- Animal encounters are a common occurrence on Alaskan roads. Moose and deer are prevalent in most areas of the state. Regionally caribou are common in the Kenai Peninsula, sheep and bear in South Central, and mountain goats in Southeast. Collisions with big game animals can be dangerous and costly. Drivers should take precautions to help prevent such crashes.
- Use caution when driving at dawn or dusk and scan roads and roadsides ahead.
- Keep vehicle headlights and windshields clean. Moose can be difficult to see and most vehicle-moose accidents occur at dawn and dusk when light is low and moose are most active.
- Reduce your speed at night and use high beams when possible.
- Slow down when approaching deer or moose standing near the roadside, as they may suddenly bolt into the road.
- Deer and moose often travel in pairs or groups, so if an animal is spotted crossing the road, slow down and be alert for others that may follow.

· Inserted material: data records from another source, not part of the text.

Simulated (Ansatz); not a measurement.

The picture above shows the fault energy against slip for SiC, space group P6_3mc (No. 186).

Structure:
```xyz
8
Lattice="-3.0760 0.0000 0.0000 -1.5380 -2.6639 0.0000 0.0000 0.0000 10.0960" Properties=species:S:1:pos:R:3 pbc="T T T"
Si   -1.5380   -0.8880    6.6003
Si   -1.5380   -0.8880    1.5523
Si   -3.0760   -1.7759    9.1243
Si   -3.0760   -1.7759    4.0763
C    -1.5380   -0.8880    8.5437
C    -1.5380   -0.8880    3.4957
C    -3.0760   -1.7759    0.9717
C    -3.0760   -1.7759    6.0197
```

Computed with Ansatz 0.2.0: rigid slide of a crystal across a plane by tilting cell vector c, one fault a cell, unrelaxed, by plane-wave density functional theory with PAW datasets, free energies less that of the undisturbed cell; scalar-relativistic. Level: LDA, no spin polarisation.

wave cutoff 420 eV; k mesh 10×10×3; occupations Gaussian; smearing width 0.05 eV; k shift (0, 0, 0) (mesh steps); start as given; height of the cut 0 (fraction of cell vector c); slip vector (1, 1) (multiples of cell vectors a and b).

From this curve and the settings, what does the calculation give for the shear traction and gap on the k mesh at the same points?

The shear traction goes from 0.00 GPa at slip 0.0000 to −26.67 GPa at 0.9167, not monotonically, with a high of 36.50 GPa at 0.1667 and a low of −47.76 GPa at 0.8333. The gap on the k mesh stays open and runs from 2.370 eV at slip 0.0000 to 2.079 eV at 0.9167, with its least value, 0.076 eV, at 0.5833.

- Briefly use flashers or a headlight signal to warn approaching drivers when deer or moose are spotted in or near the highway.
- Drivers need to be careful of other vehicles pulling over suddenly to view wildlife.
- Be especially alert and use caution when traveling through frequent deer or moose crossing areas, which are usually marked with “leaping stag” or moose signs.
- Do not rely on devices, such as deer whistles, extra lights or reflectors, to deter animals.
- Research has shown that your best defense is your own responsible behavior.
- Motorcyclists should be especially alert for animals as motorcycle collisions with animals have a higher fatality rate.
- If an animal does run in front of your vehicle, brake firmly but do not swerve. Swerving can cause a vehicle-vehicle collision or cause the vehicle to strike a pedestrian or potentially deadly fixed object, such as a tree or utility pole.
- If a collision with a big game animal occurs, contact your local Police Department or the Alaska State Troopers. Big game animals killed or injured in a vehicular collision are the property of the state. If, following a vehicle collision, you kill or injure a big game animal, you must notify a State Trooper or a Fish & Wildlife Officer as soon as possible.